Thursday, November 27, 2008

Homo insensis

I feel strange.

Somewhere in the back of my mind, I know people are killing each other in every corner of the world. Wars have been raging in Palestine, Africa, Kashmir, and elsewhere for years. Communal riots, ethnic cleansing, genocide, torture for pleasure. Man's supreme inhumanity to man. And yet, I reflect now. And somewhat passively at that.

Have I become that insensitive, that inured? So selfish that my concern rises only with proximity of these events to me and my loved ones? What of all the self-righteous indignation? What of all the armchair philosophy and grandiose intellectual communal back-patting we indulged in so frivolously?
What kind of animal am I? What kind are we all?

I watch the images of the Mumbai seige, I empathise with the victims, but I watch the unfolding drama with an incomprehensible detachment. Today they cry, celebrities and politicians scream for immediate action, for permanent solutions. And I wonder, if tomorrow my loved ones died a senseless death as this - and this is increasingly becoming not such a far fatched idea - what would I do? I have no idea.
Would I scream too? Would I give my life over to the hatred? Would I form organisations, exhorting others to join me to solve the problem, either violently or otherwise? How would I feel about people just sitting around watching, while people are being killed for no fault of theirs - just like I am doing now? Is this the very sentiment that created the problem and is now feeding off itself?

Has history taught us nothing? Do you think we are the first people to ever envision a lasting solution? What happened to all the ideas of the infinitely smarter people who came before us? If there exsited a solution, would we still be seeing this today?

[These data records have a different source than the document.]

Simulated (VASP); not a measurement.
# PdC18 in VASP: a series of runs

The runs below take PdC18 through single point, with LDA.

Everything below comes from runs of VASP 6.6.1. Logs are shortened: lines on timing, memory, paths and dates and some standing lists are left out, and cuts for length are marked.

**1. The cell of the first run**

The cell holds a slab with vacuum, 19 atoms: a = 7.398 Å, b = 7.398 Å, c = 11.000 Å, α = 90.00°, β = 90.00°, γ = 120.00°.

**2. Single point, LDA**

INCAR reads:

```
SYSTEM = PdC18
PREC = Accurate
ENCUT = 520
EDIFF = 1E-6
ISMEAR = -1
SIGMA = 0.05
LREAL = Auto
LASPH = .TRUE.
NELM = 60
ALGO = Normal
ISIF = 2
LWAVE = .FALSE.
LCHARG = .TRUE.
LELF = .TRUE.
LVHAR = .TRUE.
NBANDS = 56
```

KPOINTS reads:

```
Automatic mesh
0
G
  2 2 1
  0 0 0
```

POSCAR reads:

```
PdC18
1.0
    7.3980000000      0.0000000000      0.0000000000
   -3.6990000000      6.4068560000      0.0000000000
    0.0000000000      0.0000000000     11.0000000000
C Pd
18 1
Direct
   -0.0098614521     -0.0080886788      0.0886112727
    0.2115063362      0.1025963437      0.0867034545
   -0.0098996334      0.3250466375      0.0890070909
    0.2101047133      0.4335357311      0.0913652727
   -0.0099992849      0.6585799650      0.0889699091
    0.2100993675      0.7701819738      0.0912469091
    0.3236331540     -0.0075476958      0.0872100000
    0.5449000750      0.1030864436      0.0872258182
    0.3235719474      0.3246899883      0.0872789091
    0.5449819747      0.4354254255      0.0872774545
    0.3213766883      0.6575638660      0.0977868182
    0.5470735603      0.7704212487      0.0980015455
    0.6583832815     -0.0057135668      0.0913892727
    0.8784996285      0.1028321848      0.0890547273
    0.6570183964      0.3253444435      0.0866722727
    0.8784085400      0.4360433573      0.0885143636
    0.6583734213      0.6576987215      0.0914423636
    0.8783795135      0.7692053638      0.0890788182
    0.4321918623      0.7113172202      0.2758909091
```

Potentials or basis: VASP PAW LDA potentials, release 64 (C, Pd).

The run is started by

So if there's no solution, do we give up? Do we just fight till we are all dead? Or do I just try to live out my life the safest way I can, maybe whisk my loved ones away to some place far away from the madness. Maybe an island nation - but climate change may kill me. Maybe Northern Europe - but the cold may kill me. Maybe the US - but Homeland Security may kill me. Maybe the UK - but living and dying is the same thing here, more or less.

In the end, no matter how much I run, the distance from my beloved India will kill me.

In fact, it doesn't really matter. We are bent upon killing each other anyway. We are doomed to be the first species to play such a massive role in its own extinction. Maybe I don't understand our species any more, maybe I never did. Maybe nobody does.